As heard on FBI Radio
Each culture around the world has it's signature when it comes food. Derivation is often hotly contested, for example, the Chinese claim that modern Italian pasta originated from their noodles. While some of these claims are based in fact and others wildly accusatory, parallels do exist across cuisines.
Take the hot-pot for example. The concept of taking ingredients and dipping them in a boiling stock or mixture at the centre of a communal table can be found from Japan to Vietnam and even Switzerland and Sweden. And best thing is they're perfect for winter feasts with friends. Here are three bubbling examples to try around Sydney:
Eiger Swiss Restaurant
552 Parramatta Rd
Petersham NSW 2049
Phone (02) 9564 1160
Fondue has such a great retro sensibility about it. And if you're a table of two or more, this is one 70's hangover you'll want to share.
A bubbling pot of cheese and a small mountain of bread is plonked on the table along with a water-filled recycled lemonade bottle, masquerading as water carafe. Clearly, it's no frills here, but the food is hearty and you may get a story or two from owner Alain; a transplant from Straussberg.
The traditional terracotta pot full of lava-like molten cheese is a combination of raclette, gruyere and emmentale cheese, combined with garlic and dry white wine and the idea is to take the crusty bread cubes, swirl them in the cheese and pop it in your cake hole. Mind your tongue - it is boiling cheese after all.

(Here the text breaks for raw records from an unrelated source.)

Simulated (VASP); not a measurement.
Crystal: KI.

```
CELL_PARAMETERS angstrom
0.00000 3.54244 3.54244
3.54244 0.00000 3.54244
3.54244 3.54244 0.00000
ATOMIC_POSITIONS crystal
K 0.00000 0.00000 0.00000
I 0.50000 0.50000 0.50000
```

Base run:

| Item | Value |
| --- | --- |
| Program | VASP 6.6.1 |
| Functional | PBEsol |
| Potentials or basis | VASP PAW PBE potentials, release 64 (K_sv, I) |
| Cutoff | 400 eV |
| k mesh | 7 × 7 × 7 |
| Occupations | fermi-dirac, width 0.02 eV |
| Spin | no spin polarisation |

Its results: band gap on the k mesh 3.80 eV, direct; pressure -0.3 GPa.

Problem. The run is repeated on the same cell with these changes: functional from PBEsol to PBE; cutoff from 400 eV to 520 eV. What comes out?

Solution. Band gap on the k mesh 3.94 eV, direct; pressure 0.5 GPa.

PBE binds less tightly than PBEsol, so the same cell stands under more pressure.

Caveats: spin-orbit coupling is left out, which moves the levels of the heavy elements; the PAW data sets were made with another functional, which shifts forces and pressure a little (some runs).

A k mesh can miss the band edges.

"While you're down there": Try the smoked ham hock with potato rosti and sauerkraut. The hock is fall-apart tender, fragrantly smoky and the rosti/sauerkraut combo wins for 'best supporting side dish in a Swiss and/or Czech restaurant.'
Si Chuan Restaurant
246-248 Burwood Rd,
Some like it hot...The term, when it comes to Sichuan food is 'ma la' - the 'ma' part refers to the numbing/tingling sensation you get from sichuan peppercorns and the 'la' part refers to the chilli-heat.
A steaming ying yang looking hot pot - split in two, half the stock is mild and the other is laced with nuclear-strength chilli and covered with a thick slick of chilli oil.
A variety of meats, dumplings and vegetables are supplied to you, so all that's left for you to do is choose your combo and dunk away - unlike fondue, you should let the ingredients bathe, jacuzzi-style in the stock before eating - and by the end, the stock has taken on all the flavour from the meat and vegetables, creating a richer broth.
$25 per person
"While you're down there": Be prepared to sweat it out - Si Chuan food puts the 'hot' in 'hot pot'.
JuJu Japanese Restaurant
Shop 320, Bayswater Rd
Kings Cross NSW 2011
Phone (02) 9357 7100
According to the Japanese, 'shabu shabu' is the sound one makes when swirling the ingredients around in the hot pot. It's shoes off and sunken tables; head to Ju Ju's for:
- The friendly, often rowdy Japanese pub-style atmosphere
- Shabu Shabu (as opposed to Shamu Shamu...though the Japanese'd eat him too)
Ju Ju's shabu shabu is a solid example of the classic Japanese dish: The stock is clear and mild, ingredients are a bouquet of fresh, lively colours, accompanied by bowls of thick, white udon noodles and thinly sliced raw beef, fanned out on plates.
Unlike the Si Chuan hot pot, the stock is a gentler affair and the fun is in taking a shot of sake each time someone says 'shabu shabu' during the evening.
"While you're down there": The plus side is that while you're waiting for your food to cook, you can sip plum wine or sake and belt out your favourite Pat Benetar or Tom Jones track on the karoke system.